Under the guidelines for the Troubled Asset Relief Program, which invested billions of taxpayer dollars in bailing out the nation’s banks and carmakers, executive pay is supposed to kept to reasonable levels. In the case of General Motors, it pledged to cap salaries at $500,000; not bad for a company that allowed nearly two dozen people to die rather than fix an ignition switch. But the TARP watchdog says that once again the Treasury Dept. has allowed GM to pay execs more than it agreed to.
In her report [PDF] to Treasury Secretary Jacob Lew, the Special Inspector General for the Troubled Asset Relief Program (SIGTARP) Christy Romero says the Treasury’s Office of the Special Master (OSM) for TARP “significantly loosened” executive pay limits at GM and its financial division Ally, resulting in salaries far in excess of $500,000.
“Year after year, Treasury has loosened executive pay limits, getting further and further away from the President’s announced pay reforms and pay limits used by Treasury in 2009, even as taxpayer losses mount,” writes Romero.
Executive salaries at TARP businesses were supposed to be capped at $500,000, with any additional compensation coming from shares of company stock that couldn’t be paid until taxpayers were paid back.
But the Treasury Dept. has not followed those guidelines, under pressure from GM to offer salaries that are competitive.

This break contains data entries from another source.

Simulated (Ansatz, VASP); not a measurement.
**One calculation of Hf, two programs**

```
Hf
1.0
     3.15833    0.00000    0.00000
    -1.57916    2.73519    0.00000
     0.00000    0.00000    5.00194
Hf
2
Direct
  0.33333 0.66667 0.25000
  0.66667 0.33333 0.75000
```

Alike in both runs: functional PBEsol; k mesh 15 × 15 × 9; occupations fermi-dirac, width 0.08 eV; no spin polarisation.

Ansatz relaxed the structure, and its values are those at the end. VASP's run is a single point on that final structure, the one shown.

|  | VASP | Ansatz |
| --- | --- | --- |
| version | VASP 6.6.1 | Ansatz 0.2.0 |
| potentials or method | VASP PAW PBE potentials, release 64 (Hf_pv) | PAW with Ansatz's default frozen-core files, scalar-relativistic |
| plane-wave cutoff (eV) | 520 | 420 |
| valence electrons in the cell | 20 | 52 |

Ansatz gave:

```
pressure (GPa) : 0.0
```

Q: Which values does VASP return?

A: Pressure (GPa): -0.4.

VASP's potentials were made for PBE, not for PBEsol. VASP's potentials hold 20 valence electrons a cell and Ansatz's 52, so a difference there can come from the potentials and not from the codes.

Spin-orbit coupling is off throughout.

“Treasury’s mounting exceptions to its own guideline restrictions on executive compensation resulted… in OSM moving further and further away from the President’s announcement and OSM’s prior guidelines,” reads the SIGTARP report. “Instead of making meaningful reforms to its process, OSM rolled back its application of guidelines aimed at curbing excessive pay, whereby approving high pay driven by Ally and GM’s excessive pay proposals without independent analysis and under an ill-defined, pay-setting process that lacked objective criteria.”
As a result, all of GM’s top 25 execs earned Treasury-approved salaries of at least $1 million in 2013. Additionally, Treasury allowed the number of GM and Ally employees earning more than $500K to triple between 2009 and 2013.
In 2013 alone, OSM approved $3 million in pay raises, ranging from 4% to 20%, for just nine GM employees, most of whom had received raises the year before.
“The pendulum in OSM’s pay decisions has swung too far in the direction of keeping companies competitive, without regard for the fact that the reason to keep companies competitive is so that they can repay taxpayers in full,” writes Romero. “GM and Ally were not repaying taxpayers in full. Rather, taxpayers have suffered billions of dollars in losses on those TARP investments.”
In response, the Treasury takes issue with SIGTARP’s claims of losses, saying that overall, taxpayers have earned back a total of $440 billion on payouts of $425 billion. However, taxpayers did ultimately take a $10.5 billion loss when the government sold off its remaining shares of GM in late 2013.
Other defenders of the pay packages point to job growth from U.S. automakers (and the fact that GM and Chrysler still exist at all) as evidence that the program achieved its long-term goals of supporting American industry.